JEFFERSON CITY, Mo. — In an uncommon move, a Cole County judge gave the boot to a second lawsuit seeking to overturn the secretary of state‘s rejection of a referendum petition — without even holding a hearing.
On Friday, Judge Daniel Green dismissed, in part with prejudice, a lawsuit filed by David Humphreys seeking to put a sweeping abortion bill to a vote of the people. The decision came the day after the petition was amended to seek a writ of mandamus — as requested by Green earlier in the week.
“With regard to the claim(s) in mandamus, this Court is not of the opinion that the preliminary order in mandamus should be granted and therefore, no such order shall issue. Case dismissed,” wrote Green.

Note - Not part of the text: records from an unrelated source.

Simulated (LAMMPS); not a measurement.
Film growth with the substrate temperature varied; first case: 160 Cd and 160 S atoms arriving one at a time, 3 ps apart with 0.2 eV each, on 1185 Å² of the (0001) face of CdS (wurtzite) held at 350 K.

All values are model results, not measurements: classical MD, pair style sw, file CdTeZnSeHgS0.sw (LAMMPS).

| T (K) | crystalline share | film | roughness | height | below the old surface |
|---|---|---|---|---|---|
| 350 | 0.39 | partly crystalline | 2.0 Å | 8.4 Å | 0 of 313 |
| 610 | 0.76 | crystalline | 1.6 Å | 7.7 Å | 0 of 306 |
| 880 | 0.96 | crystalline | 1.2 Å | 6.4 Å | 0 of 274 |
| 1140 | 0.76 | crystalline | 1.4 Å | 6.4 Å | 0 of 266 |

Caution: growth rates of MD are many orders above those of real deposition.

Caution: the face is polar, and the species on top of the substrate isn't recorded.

The petition was also seeking a temporary restraining order, injunction, and declaratory relief. All of which were dismissed with prejudice.
Green on Thursday dismissed a similar lawsuit filed by the ACLU of Missouri; the group plans to appeal the ruling. The dismissal of the first lawsuit did not include any reasoning.
Both lawsuits contend Ashcroft acted outside of his purview in rejecting three referendum petitions which sought to give voters the final say in a sweeping anti-abortion bill signed into law by Gov. Mike Parson in May.
The issue at hand, according to Ashcroft, is the emergency clause attached to the bill. The emergency clause resulted in a portion of the bill going into effect immediately after being signed into law.
The provision in place is a requirement for both parents of a minor to be notified if she seeks an abortion.
The vast majority of the provisions — banning abortion at eight weeks, along with “nestled” components to include restrictions at 14, 18, and 20 weeks should a court overturn a portion of the law, and an outright abortion ban if Roe v. Wade is overturned — will go into effect on August 28.
Last month, the ACLU and Humphreys, a prominent Republican donor, each submitted a referendum petition on HB 126 in its entirety. The third referendum petition — also submitted by Humphreys — does not include the provision already in effect.
The decision to reject the three petitions was made by the Secretary of State’s Office based on its review of the law and case precedent.
The lawsuits argued the lone provision does not actually constitute an emergency, and Ashcroft should have been evaluating the petitions on form only.
For a referendum vote to be called, 5 percent of legal voters in six of eight congressional districts — at least 100,126 Missourians — must sign the petition by August 28, 2019. Signatures cannot be gathered before the Secretary of State’s Office approves the referendum petition for circulation.
Alisha Shurr is a reporter for the Missouri Times and Missouri Times Magazine. She joined the Missouri Times in January 2018 after working as a copy editor for her hometown newspaper in Southern Oregon. Alisha is a graduate of Kansas State University. Contact Alisha at email@example.com.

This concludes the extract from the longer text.